It can definitely be done. My little EQ setup below. Been doing astrophotography with a 4x5 for years and years. Not using a Travelwide but my metal 4x5 field camera. Homemade vacuum film holder for the issues LabRat mentioned. You don't need f/16. f/8 is just right for my lenses.
The Polarie is a very nice, wonderfully compact little mount. I've got one as well. It's not substantial enough for the weight of full sized field camera, but perhaps the Travelwide would be okay.
Sure. Sunset image is a double exposure on a single 4x5 color transparency. Black and white are digital camera images of 16x20 prints I made in my darkroom. You can stick your nose in the prints and the detail just keeps going. 90mm, 150mm, and 180mm lenses used for these photos.
One serious problem would be the film plane. I'd precisely adjust this for position using a depth micrometer and machine stock reaching the perimeter of the frame. Then there's the filmholder issue. It's not terribly difficult to make a vac filmholder. I prefer the ole expensive aluminum holders. Then you take the backside and epoxy-install reinforcing ribs to prevent the inner septum from deflecting under vacuum. Then drill the correct pattern of small holes thru the septum, install a little vac tube connection thru the end, and permanently seal in the back darkslide, airtight. Film can not only pop during a long exposure, but will never be held flat to begin with. Of course, glass plates were traditionally used due to this problem, and I see that someone is making a vac back for the P67 for widefield photog, though they want you to either use 220 film or strip the paper backing from 120 first. I just purchased a P67 300 EDIF lens, which is popular with MF and DLSR widefield photographers. For LF I'm sure I'd use some kind of Apo Nikkor process lens, though they'd be a bit slow due to needing to be used around f/11 or f/16 for optimal performance.

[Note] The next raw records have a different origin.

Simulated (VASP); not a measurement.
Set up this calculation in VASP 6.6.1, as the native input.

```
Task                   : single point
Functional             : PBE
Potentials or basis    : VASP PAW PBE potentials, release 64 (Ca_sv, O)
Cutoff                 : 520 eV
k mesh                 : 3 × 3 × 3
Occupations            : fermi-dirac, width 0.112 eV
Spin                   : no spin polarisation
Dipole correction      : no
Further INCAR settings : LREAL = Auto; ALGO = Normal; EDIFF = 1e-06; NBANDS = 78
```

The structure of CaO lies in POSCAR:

A ordinary film holder modified for a gentle vacuum works just fine. I've made several. Just check beforehand that the septum of the film holder is at the correct depth. They do vary. A depth gauge is quick and absolute if you have one, yet it can also be done by simply taking daylight photos; critically focus the ground glass of the camera on a distant object (radio towers work great) with a high power loupe to verify focus, use the maximum aperture on the lens to take dof out of the test, make an exposure with the holder and examine the film after processing to make sure it matches.
Thanks Corran. Appreciated. The images above really don't do the photographs any justice as they're so small. The detail really is incredible. 4x5 astrophotography can be done. You just have to be a little determined.